Reputation:
I'm a total beginner to MySQL, I'm more of a firmware specialist. I'm working on an application where I will be getting GPS coordinates from a microcontroller + cellular device and I would like some way to store the coordinates and do processing on them. I figured a database hosted on a server made the most sense, which is what has brought me to MySQL.
Basically, I'm wondering what the basic protocol is for sending data to a MySQL server over an internet connection (my device has data). Like how do I connect to the server and publish data to it?
I'm experienced with MQTT and I think I could do TCP as well but I'm looking for a protocol that is not super power-intensive and I can't use anything that requires an operating system, like a python script.
To be clear, I am NOT asking you to tell me every step for how this is done, but basically what protocol and what tools could I use? Anything you can tell me would be appreciated.
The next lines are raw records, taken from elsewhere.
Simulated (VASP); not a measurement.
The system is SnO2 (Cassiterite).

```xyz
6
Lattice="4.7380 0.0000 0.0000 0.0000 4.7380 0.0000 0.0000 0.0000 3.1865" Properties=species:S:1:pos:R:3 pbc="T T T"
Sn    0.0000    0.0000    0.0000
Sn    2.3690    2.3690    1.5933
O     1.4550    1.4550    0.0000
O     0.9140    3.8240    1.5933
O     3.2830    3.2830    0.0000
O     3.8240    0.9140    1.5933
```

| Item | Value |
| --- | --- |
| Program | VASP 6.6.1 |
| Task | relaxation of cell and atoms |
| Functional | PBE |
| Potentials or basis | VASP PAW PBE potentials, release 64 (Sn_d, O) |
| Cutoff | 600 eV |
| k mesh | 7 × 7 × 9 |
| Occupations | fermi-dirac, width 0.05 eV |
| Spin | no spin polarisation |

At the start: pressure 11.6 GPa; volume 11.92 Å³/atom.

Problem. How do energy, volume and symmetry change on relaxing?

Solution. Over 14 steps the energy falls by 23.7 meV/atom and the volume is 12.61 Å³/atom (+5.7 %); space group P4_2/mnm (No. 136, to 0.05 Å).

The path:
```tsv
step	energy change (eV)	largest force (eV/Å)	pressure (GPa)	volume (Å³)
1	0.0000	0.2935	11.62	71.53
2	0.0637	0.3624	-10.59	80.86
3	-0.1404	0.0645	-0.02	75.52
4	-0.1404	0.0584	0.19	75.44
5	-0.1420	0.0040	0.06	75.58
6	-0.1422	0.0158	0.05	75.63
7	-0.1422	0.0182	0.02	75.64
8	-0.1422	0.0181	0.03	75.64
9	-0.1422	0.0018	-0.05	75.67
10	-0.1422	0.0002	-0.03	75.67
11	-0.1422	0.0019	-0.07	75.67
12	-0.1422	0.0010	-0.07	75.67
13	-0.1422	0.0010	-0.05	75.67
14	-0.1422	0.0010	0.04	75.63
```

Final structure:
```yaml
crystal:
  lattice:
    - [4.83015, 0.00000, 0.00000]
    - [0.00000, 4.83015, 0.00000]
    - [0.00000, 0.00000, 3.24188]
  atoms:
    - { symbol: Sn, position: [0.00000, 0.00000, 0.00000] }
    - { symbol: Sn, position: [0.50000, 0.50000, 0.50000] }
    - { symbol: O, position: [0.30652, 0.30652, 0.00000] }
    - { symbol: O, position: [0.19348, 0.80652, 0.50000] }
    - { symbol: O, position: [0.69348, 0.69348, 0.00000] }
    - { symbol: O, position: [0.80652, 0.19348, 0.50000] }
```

I was thinking that I could use the MySQL client C code to help write a driver that could allow me to connect to the server. I'm experienced with writing drivers and the microcontroller I'm using uses C.
Upvotes: 1
Views: 585
Reputation: 334
Build a simple server that communicates with whatever gathered data and then use the server so send the data to MySQL with the help of MySQL connector. Building part of the protocol will quite time consuming. - nbk
If you "can't use anything that requires an operating system" you need some middleware that can run the MySQL client driver to talk to the database, you will then use MQTT to pass data between your sensor and the middleware. If you don't want to write this middleware yourself, something like Node-RED might come handy.
You certainly can reimplement the driver for your MC, though I personally would not want to waste the time on something like this when I can assemble a solution from existing components. Database protocols are typically chatty, synchronous, and sensitive to network quality, and I wouldn't want to waste my MC cycles on that when I can make middleware do that asynchronously. - mustaccio
Simply "reverse ssh port forwarding"? That can be done, I think, with a single ssh
command at one (or both) end of the connection. MySQL, by default, needs the client to connect on port 3306 to the server. - rick-james
Upvotes: 0
Reputation: 696
You need no direct connection to the DB at all. Your cellular device should be able to establish tcp connection to the ipaddress/port and to send the byte-stream through the connection. It can be the dumb unidirectional protocol with losses.
You need some service that can listen on the other side, that can parse your byte-stream, can fetch the correct packets from it and then send the data to the database. Speaking frankly that service can even be written in linux shell:
nc -lk 1234 | collector.sh
where collector.sh
is a script like that:
#!/bin/sh
while read LINE
do
# $LINE parsing and all the staff
mysql -e "INSERT INTO mygps.nmea (lat,lon,dtime) VALUES ($LAT, $LON, $DTIME);"
done <<< /dev/stdin
####
Sure it isn't a best solution but it was really helpful for me at the very beginning. Then you can proceed the gathered data in any desired way.